At the end of a multi-week selection there were two shortlisted singers, each of whom recorded the two short listed songs. Lena Meyer-Landrut’s version of ‘Satellite’ topped the German charts almost immediately. When it entered the Austrian and Swiss charts Eurovision fans started to take notice. In the quiescence after the mid-March Reference Group, Lena seemed to fall off the radar a bit.
When the rehearsals started in Oslo, Lena rocked up in a little black dress and just sang the song. Many wrote off her chances—except perhaps Raab and Lena. She sounded great, she looked great, she looked comfortable and she clearly was having fun. And Europe decided to join her!
Buzz Kill ≠ Victory
Many Eurovision entries have been built around an important social message, which is laudable: art is sometimes uniquely positioned to illuminate the need for change in our world. Over six decades of Eurovision Song Contests war, family violence, terrorism, and racism have been the subject of really strong entries (including several in 2018 too). While many of us appreciate it when the Song Contest is used as a platform for such aims, it does not often result in a finish near the top of the leader board.
Therefore on paper a song about Stalin’s purge of Crimean Tatars during World War Two (the Great Patriot War) would seem an obvious party killer. Unless you’re Jamala.
The magic was in the music, but the path to victory was in the maths, according to Jamala’s scientist husband Bekir Suleimanov. After the car crash that was the 2011 Ukrainian national selection, no one could blame Jamala for never again having any interest in the Ukrainian Eurovision selection. But Bekir persisted: with her talent, and a great song—one that suited her as an artist—along with strong levels of support across the public and jurors, Jamala could win the Eurovision. With something strong.
Jamala – ‘1944’ (Source: (Source: YouTube/Eurovision Song Contest)
“When strangers are coming, they come to your house, they kill you all and say ‘we’re not guilty, not guilty.’”
Not the sort of lyrics that gets the party started. ‘1944’ is neither a banger nor a ballad. It’s sort of jazz-infused, trip-hoppish song that Jamala’s catalogue has featured for years. It is contemporary; it’s just not mainstream pop. But everything—the melody, the arrangement, the vocal and the staging—were pure class. Both jurors and the public got solidly behind ‘1944’: being second favourite with both, under a new aggregate scoring system, brought Ukraine their second Eurovision victory.
Don’t Be Too Queer
When ORF announced Conchita Wurst had been internally selected as the Austrian entry for Copenhagen, many fans viewed it as a “nothing else works, why not just send…” moment. The preview video revealed a very good song, but it was very camp—and could she deliver it live? How would it be staged? Ostensibly ‘Rise Like a Phoenix’ should have been staged rather conservatively.

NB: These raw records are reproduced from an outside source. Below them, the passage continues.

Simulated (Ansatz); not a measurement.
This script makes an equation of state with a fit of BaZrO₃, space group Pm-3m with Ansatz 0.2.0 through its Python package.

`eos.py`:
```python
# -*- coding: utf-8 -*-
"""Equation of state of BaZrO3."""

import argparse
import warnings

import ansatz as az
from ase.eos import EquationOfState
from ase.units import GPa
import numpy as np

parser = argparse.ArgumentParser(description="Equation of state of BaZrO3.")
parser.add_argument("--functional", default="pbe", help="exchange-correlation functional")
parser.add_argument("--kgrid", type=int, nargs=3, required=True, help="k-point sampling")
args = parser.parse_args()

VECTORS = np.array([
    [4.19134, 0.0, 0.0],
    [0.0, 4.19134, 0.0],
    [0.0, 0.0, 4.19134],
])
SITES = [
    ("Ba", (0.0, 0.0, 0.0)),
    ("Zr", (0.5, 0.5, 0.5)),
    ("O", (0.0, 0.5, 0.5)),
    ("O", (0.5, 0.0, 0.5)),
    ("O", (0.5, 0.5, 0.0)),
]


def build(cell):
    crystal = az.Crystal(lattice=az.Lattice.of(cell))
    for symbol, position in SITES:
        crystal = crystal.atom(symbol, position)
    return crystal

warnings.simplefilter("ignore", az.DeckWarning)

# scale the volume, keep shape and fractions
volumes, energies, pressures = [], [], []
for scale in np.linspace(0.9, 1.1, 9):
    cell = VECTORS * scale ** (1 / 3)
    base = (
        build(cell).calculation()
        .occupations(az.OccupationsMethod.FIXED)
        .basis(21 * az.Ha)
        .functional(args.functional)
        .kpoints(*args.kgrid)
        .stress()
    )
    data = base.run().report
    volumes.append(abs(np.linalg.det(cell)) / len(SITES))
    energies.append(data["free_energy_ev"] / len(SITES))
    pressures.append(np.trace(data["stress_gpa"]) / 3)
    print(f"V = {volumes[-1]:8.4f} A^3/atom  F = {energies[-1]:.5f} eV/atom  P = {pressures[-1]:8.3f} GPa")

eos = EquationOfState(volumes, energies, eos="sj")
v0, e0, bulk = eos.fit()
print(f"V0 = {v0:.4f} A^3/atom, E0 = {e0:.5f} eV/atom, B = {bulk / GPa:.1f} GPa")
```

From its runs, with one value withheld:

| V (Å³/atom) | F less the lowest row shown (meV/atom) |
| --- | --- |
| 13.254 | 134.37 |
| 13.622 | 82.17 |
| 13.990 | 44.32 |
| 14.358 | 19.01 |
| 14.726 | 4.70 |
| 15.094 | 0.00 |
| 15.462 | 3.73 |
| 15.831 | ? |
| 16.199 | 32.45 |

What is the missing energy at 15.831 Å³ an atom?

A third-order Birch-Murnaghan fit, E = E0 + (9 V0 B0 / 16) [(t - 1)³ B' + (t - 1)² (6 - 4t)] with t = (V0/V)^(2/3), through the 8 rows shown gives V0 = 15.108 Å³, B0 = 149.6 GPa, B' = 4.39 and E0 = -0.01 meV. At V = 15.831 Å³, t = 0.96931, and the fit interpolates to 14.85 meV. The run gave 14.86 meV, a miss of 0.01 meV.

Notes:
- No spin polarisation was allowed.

Then there’s Conchita herself, Austria wasn’t known for being the most socially progressive member of the European Union in 2014, particularly around LGBTQ+ rights. And then there were all the central and eastern European participant broadcasters (including former Soviet states further East) from countries for overt hostility towards gender and sexual orientation diversity. There were so many ways ‘Rise Like a Phoenix’ could have gone off the rails.
Conchita Wurst – ‘Rise Like a Phoenix’ (Source: YouTube/Eurovision Song Contest)
Except it didn’t. Styled and coiffed beautifully, staged magnificently, and performed epically, from the first rehearsal it was clear Conchita was a contender. And that the public in “western” Europe would love her. As did the public in Hungary, Lithuania and Georgia (10 points each), Ukraine and Romania (8 points), and Moldova (7 points). Austria’s third place in the Russian televote only earned Conchita 5 points because Russian juror Dominik Joker slated Conchita by putting her 21st: the others had Austria 7th, 9th or 10th (she ended up 11th with the Russian jury as a result. It didn’t matter. Conchita won. On her own terms.
The Golden Rule
These rules have all been broken. There is one, however, that trumps both the unwritten and written rule books: artist self-belief. Every one of these artists believed in themselves, their song, and how to present it. It is very difficult to win a 40+ entry song contest. But if you don’t believe in yourself and your entry, if you don’t walk out on that stage supremely confident (all four times), it is so much harder to convince jurors or the public to put their confidence in you.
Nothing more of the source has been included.